Tuesday, January 5, 2016

Henry David Thoreau's bullshit

Sitting in the doctor's waiting room today, I got to reading an Oct. 19, 2015, New Yorker article by Kathryn Schulz entitled "Pond Scum: Henry David Thoreau's Moral Myopia." Schulz is kind to Thoreau's pedal-to-the-metal distaste for slavery and to his capacity to write beautifully about nature.
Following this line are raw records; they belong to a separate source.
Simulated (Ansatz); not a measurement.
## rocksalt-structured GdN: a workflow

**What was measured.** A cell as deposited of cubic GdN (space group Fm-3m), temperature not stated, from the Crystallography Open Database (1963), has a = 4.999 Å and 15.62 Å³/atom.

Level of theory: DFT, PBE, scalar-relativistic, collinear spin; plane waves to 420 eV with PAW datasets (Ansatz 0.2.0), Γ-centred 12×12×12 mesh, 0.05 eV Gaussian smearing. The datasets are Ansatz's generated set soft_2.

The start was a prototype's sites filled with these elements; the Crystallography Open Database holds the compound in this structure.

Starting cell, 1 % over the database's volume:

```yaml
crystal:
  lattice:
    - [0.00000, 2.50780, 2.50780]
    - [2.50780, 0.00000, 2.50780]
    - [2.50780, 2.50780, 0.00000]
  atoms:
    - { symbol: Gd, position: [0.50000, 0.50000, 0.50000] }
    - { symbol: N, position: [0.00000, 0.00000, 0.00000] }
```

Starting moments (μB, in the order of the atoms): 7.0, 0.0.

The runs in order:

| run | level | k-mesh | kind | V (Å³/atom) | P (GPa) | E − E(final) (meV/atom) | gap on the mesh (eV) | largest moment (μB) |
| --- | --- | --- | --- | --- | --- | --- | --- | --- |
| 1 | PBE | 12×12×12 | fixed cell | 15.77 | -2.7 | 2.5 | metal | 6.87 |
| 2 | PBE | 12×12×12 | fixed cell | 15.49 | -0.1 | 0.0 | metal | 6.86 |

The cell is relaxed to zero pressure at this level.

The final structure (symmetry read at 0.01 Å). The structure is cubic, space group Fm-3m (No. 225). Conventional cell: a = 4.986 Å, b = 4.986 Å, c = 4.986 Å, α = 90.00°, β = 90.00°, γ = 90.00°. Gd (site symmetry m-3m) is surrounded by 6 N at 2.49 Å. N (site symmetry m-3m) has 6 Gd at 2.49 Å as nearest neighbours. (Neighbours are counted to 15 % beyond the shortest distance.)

But when it comes to Thoreau's much-adored "Walden," Schulz rips into this American icon (1817-1862) with a gusto that would do a bookie's knee-capper proud.
Like many canonized works, it ["Walden"] is more revered than read, so it exists for most people only as a dim impression retained from adolescence or as the source of a few famous lines: “I went to the woods because I wished to live deliberately.” “If you have built castles in the air, your work need not be lost; that is where they should be. Now put the foundations under them.” “Simplicity, simplicity, simplicity!”
Since I stand guilty in the never-have-read-it-spotlight Schulz casts on "Walden" and its author, I hesitate to comment on her commentary other than to say that her criticisms of the oh-so-burnished, pantheonic place reserved for this book whose audience I too have seen genuflecting is ... well, "ludicrous" is a good deal kinder than Schulz is with her verbal brass knuckles. Misanthrope, hypocrite, narcissist ... the laundry list and evidence to support it goes on and on.

I liked the Schulz piece. It almost -- but not quite -- made me want to read "Walden."

1 comment:

  1. It has been a while since I read it, but here broad generalizations from what I remember: The first part is hard to get through because he is busy congratulating himself on how thrifty and practical he is, compared to everyone else who wastes money on silly things, like fashionable clothes and fancy houses. Once the cabin is built and he settles down to write about living there, what he observes, and the lake itself, the book is much more interesting. He described the first year with a lot of detail. Then ends abruptly with something like "And the second year passed much the same as the first. The End." I think it was worth reading, and someday I'll probably pull it out and read it again.